The United States has Veterans Day. Britain has Remembrance Day. Unlike the U.S. holiday, Remembrance Day is not a government holiday--everybody goes to work if it's a weekday. But it's in your face nonetheless in the form of plastic poppies growing like weeds on lapels and collars, purchased for the price of a chugger contribution to the Royal British Legion.

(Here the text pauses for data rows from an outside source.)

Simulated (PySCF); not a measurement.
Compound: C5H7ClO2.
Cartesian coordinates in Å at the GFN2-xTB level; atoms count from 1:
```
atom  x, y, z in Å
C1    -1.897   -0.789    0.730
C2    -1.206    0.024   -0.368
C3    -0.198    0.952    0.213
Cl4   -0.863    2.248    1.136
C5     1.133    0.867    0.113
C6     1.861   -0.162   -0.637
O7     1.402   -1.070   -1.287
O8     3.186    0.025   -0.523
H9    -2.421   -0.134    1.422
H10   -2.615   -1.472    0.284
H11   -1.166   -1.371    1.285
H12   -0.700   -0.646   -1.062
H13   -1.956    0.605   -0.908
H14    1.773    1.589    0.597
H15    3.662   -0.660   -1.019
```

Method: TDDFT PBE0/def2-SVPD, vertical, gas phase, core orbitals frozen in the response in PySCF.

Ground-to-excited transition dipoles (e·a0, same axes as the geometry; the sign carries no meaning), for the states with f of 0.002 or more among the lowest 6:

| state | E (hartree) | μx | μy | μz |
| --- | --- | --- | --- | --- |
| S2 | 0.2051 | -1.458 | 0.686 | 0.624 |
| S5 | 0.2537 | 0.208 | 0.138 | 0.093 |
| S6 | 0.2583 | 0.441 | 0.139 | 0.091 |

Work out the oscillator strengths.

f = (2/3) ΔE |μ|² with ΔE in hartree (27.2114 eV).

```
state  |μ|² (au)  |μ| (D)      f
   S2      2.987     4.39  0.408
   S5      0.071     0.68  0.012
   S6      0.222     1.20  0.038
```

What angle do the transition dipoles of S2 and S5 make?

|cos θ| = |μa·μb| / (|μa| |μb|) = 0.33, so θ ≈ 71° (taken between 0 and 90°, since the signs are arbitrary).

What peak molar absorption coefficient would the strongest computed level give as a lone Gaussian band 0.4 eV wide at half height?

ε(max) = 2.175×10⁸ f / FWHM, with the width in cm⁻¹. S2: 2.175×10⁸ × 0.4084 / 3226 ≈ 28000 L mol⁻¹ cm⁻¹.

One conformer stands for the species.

While watching football over the weekend, I noticed that no less than 100 percent of the studio commentators for one match were wearing plastic poppies. As an experiment, I just turned on BBC News 24 this moment, and both of the on-screen anchors were wearing plastic poppies. If you walk down a given city street this time of year, you will notice that at least half of the people you see are wearing the poppies. (The always clever Time Out London, in its "Lies To Tell Tourists" column a couple of years ago, urged Londoners to tell tourists that any person wearing a plastic poppy had actually killed a German in combat.)

But I won't.

I have the greatest respect for veterans and their sacrifices. I do like to know that people who come back from war with physical, psychological or emotional wounds are taken care of. I will give money to the cause. And I'm aware of the cultural significance of the Flandrian poppy in reference to the horror of World War I. But I won't wear the poppy. I guess I resent the overtones of it--the suggestion that if I don't wear the poppy I'm somehow disrespectful of veterans. And to me, the poppy remains a symbol of war, rather than the peace we should hope for. Give me a Campaign for Nuclear Disarmament peace symbol any day.